True Love, the Oil Spill and Well Water
As millions of gallons of oil continue to decimate the Gulf region, I am awestruck by the mystery of tapping into something that never seems to run out. If the oil could be tamed (too late), it would be like the elusive “money tree” we all wish we could grow. (Even though we’d know the effects that would have on inflation – but we wouldn’t care. Come on, it’s a money tree!)
It is hard for me to grasp the power of wells and of tapping into something so valuable. But I am spoiled and unimaginative: most of the world understands perfectly and has for thousands of years.
When Isaac wanted to find his true love, his men went to the well. Whoever offered water was the one. Rebekah reached into the well bucket and filled a pitcher for the men and the camels. Camels can drink 20 gallons of water. She might have been watering those poor guys all evening. And so Rebekah became my ancestor.
The used up Samaritan woman found her true love at the well, too. She’d had six husbands and not-really-husbands. She was cheaper than a hooker, in everyone else’s eyes. At the well she begged, “Sir, give me this eternal, drought-defying water so that I won’t get thirsty and have to keep coming here.”
God gave the assaulted slave Hagar a well in the desert to feed herself and her son. God has mercy on the trafficked and distraught.
Wells have always been frequented by women. If wells are where God chose to promise love and provision, he must have known that most of the women he promised it to were unloved and found their provision only through complete obedience to their husbands.
There are many problems with wells. They are unsafe for strangers, cause strife in families, can be overtaken by invading armies or simple no-good doers.
Sometimes they sit covered for long stretches, so as not to let the sand in to destroy them. Historically when wells dried up, they became known as pits. St. Peter refers to these pits as a metaphor for the hypocrites. Hypocrites are wells without water. Hypocrites are truly the pits.
In Meribah, during the Israelite Exodus, when the little children and huge camels were all hungry and thirsty, everyone whined and moped around. Moses took his staff and said, “Here, you dang rebels,” and out of the rock gushed water like an oil spill: never-ending, entirely satisfying water for the grumbling wretches.
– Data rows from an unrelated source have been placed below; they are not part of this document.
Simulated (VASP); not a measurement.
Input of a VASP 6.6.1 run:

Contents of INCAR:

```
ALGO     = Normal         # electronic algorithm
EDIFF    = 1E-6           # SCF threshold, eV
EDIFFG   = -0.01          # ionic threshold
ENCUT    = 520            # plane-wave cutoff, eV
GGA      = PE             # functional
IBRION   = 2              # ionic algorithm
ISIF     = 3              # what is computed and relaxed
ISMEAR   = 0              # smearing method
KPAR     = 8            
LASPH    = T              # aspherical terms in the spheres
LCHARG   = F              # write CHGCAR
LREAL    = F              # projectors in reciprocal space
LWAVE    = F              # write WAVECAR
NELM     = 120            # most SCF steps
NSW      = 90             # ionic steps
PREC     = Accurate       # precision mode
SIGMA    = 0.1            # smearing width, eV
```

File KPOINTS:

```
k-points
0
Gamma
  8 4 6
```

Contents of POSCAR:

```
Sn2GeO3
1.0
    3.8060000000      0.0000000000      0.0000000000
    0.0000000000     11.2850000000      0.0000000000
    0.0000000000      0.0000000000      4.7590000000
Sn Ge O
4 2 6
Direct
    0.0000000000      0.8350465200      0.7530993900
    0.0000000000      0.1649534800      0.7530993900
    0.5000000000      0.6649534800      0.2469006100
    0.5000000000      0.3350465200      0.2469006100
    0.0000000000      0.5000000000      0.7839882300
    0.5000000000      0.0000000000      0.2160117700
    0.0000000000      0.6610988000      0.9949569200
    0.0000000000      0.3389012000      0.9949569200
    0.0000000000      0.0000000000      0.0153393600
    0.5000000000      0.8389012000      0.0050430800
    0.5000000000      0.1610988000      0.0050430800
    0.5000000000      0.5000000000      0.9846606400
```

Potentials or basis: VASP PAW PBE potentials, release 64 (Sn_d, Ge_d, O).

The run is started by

So history understands the power of wells that never dry up. Women who drag giant pots on their heads all day for the privilege of getting just a few gallons, they can understand, too. The slaves, the rejects and the people with anger issues can all get it. The 11 dead in the Gulf and even the poor little fishies probably know now the power of something entirely unquenchable.
In fact, the only ones who never seem to get it are the people too rich to have to go to the well in the first place.